It’s estimated the average American office worker spends 11 hours a week in meetings, but the sad truth is that most of that time isn’t productive. Why egos may be to blame.
No matter how many cell phones you ban from meetings, or how many meetings you have while walking or standing or whatever you try to do to make them shorter, meetings just don’t seem to get better.
The reason, says Al Pittampalli, a meetings expert who advises organizations like NASA and IBM, is because meetings have become the “Kabuki dance of corporate politics,” as leaders and teams use them as a way to dodge work, decisions and personal accountability.
Meetings make workers busy, not productive, he says. They prevent those attending from getting real work done that can make a difference to customers and the bottom line. Meetings also prevent workers from doing meaningful work, such as mentoring or coming up with innovative ideas, he adds.
The bottom line: “Most meetings are a waste of time and people shouldn’t even be meeting in the first place,” he says.
A big part of the problem is that meetings are often about egos. They can be used to display power and status, which is why no one likes being left out of a meeting because they worry it’s a bad sign for their careers. At the same time, those attending a meeting often tell themselves they are being productive – or at least look productive to anyone passing by.
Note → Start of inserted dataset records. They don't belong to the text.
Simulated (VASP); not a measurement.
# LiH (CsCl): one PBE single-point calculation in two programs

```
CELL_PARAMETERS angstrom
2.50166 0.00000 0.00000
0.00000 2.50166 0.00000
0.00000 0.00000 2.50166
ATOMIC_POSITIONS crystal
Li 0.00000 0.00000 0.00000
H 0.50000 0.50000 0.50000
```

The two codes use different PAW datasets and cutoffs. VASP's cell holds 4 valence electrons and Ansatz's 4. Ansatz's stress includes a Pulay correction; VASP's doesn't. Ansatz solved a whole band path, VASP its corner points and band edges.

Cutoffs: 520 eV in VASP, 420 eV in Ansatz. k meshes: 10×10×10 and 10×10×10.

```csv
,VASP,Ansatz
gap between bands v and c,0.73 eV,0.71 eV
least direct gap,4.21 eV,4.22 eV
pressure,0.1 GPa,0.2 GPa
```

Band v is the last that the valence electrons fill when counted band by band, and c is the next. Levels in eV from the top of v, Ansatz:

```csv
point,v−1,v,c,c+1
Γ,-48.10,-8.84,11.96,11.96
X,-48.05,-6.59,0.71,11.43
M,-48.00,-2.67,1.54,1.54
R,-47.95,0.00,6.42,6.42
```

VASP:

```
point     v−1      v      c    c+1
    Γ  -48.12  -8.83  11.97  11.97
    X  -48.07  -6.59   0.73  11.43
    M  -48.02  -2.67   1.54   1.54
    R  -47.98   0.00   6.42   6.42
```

Further, departments like IT – with the heavy reliance on gathering and disseminating information – often are guilty of the most inefficient and unproductive meetings, says Pittampalli, author of “Read This Before Our Next Meeting: How We Can Get More Done.”
“Meetings in IT can often get bogged down in information and presenting that information. Those meetings are just dead while literally 75% of the time is spent presenting information to each other,” he says. “There are much better ways to share that information, such as project management software or even video.”
What IT must learn, along with everyone else, is that meetings should be used for collaboration and “talking about interesting and complex information,” he says.
That’s why he’s come up with the “Modern Meeting Standard” that establishes ground rules for where and when to call a meeting. The standard establishes that:
- Leaders make decisions, not meetings. “When an issue shows up on your desk, the first thing you must do is embrace this fact: You own it,” he says. If a decision needs to be made and isn’t a big deal, then the leader needs to make the decision and move on. If a decision is needed that will have some consequence, then the leader can seek input from others – but there is no reason to call a meeting. “A lot of people have anxiety when it comes to making a decision, and they use meetings as a hiding place. They think that if they call a meeting, then their problem now becomes the decision of everyone and they take comfort in mitigating the risk,” Pittampalli says. “They think that way they won’t get blamed if it goes wrong.”
- Meetings should be to resolve conflict or coordinate action. Before a meeting about a low consequence issue, leaders should let others know of their decision and the reasoning behind it. Then, a meeting can be called for participants to voice their concerns, ask questions or request modifications. Since the “train is about to leave the station,” leaders should only make changes if they agree with the input. On the other hand, when the stakes are high and the decision is of great consequence, then the meeting will be about resolving conflict. In this case, leaders shouldn’t reveal their decision beforehand in order to avoid groupthink. They should instead encourage debate and work toward getting a consensus. Remember to “let the best decision prevail, even if it’s not yours,” Pittampalli says.
- Meetings move fast and end on time. Meetings need to be as brief as possible to avoid arguments that go around in circles and add nothing to the decision. Remember that time is money, like the senior executives at the Ritz-Carlton in Atlanta. They gather in the hallway outside the president’s office for a talk that lasts less than 10 minutes with zero chitchat. “The instigator gets buy-in, a decision is made and they move on,” Pittampalli says.
- The number of attendees is limited. “If you have no strong opinion, have no interest in the outcome, and are not instrumental for any coordination that needs to take place, we don’t need you,” he says. “From now on, if you’re invited to a meeting where you don’t belong, please don’t attend.”
- Anyone who is unprepared gets rejected. Any meeting must require attendees to prepare beforehand. For example, a leader creates an agenda that states the problem, the alternatives and the decision. It should outline the kind of feedback that is needed and a statement about what the meeting will deliver if successful. “If someone comes unprepared, cancel the meeting or hold it without him,” he suggests. “If someone comes and doesn’t participate, don’t invite her to the next meeting.”
- There are no minutes, just an action plan. Leaders will follow up with participants to ensure they are doing what they agreed to do in the meeting. “Hold them accountable. If you don’t, who will?” he asks.
- Memos will be read. The only way to do away with so many meetings is for everyone to commit to reading the memos they get. If not, it’s back to the information meetings, he warns.
- A brainstorming culture is necessary. Brainstorming sessions let the imagination of participants run free, and break away from the fear and anxiety that can stifle them. Companies like IDEO demonstrate that brainstorming “is a very different activity than what usually takes place inside conference rooms,” he says. “It’s an anti-meeting” where the regular rules don’t apply.